Bob Dylan and the Band brought their reunion tour to arenas all across North America in January 1974 before touching down in New York City at the tail end of the month for three sold-out shows at Madison Square Garden. Demand for tickets was feverish, and a handwritten spreadsheet at the Bob Dylan Center in Tulsa, Oklahoma, shows that Yoko Ono, Miles Davis, David Bromberg, Bob Gottlieb, Allen Ginsberg, Murray The K, Mary Martin, Noel “Paul” Stookey, and Sid Bernstein were all on the guest list. (Paul Simon’s name was crossed out.)
John Rockwell from the New York Times was also in attendance for opening night on January 30, 1974. “Yes, the voice of Mr. Dylan and the Band’s singers still sounded a little husky from the rigors of their month on the road,” he wrote. “Mr. Dylan was singing with a care and an in tensity extraordinary even for him. Suddenly—as it had in the Philadelphia concerts early this month—it all came together the rough‐edged, growling baritone, the emphatic delivery, the mocking, laughing distortions of the ends of phrases combined with the Band’s superb backings to present Mr. Dylan’s songs in a totally convincing light. It wasn’t the same as the records. But Mr. Dylan has always been an artist who grows and changes, and he is growing still.”
All three shows were professionally taped, but the only tracks to see official release were “Knockin’ on Heaven’s Door” from show one on 1974’s Before the Flood and “Highway 61 Revisited” from show two on the Band’s 2005 box set A Musical History. But Dylan’s sets from all three concerts are coming out in full on September 20 as part of the 27-disc copyright protection box set The 1974 Live Recordings.

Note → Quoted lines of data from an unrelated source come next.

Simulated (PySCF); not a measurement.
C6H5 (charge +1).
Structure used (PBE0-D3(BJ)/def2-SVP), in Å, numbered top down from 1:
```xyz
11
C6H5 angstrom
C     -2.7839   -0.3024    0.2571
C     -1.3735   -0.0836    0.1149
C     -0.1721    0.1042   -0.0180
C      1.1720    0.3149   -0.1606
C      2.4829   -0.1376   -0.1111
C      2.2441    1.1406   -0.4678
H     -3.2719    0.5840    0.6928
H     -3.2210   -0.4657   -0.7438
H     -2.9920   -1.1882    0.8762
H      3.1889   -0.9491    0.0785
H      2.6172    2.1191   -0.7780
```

Check out a preview of “Just Like Tom Thumb’s Blues” from opening night at MSG right here. The Band weren’t on the original recording when Dylan cut the song for Highway 61 Revisited, but they played it with him every night on their legendary 1965/66 tour, where they often faced boos from angry folk purists for playing electric music. Nobody was booing when they reunited in 1974, and the final line of “I’m going back to New York City, I do believe I’ve had enough” from “Just Like Tom Thumb’s Blues” was greeted by roars from the crowd at Madison Square Garden.
Nearly every show from the 1974 tour was captured by bootleggers, but this box set is the first chance to hear most of them with pristine audio. The Band’s nightly set of their own music is excluded.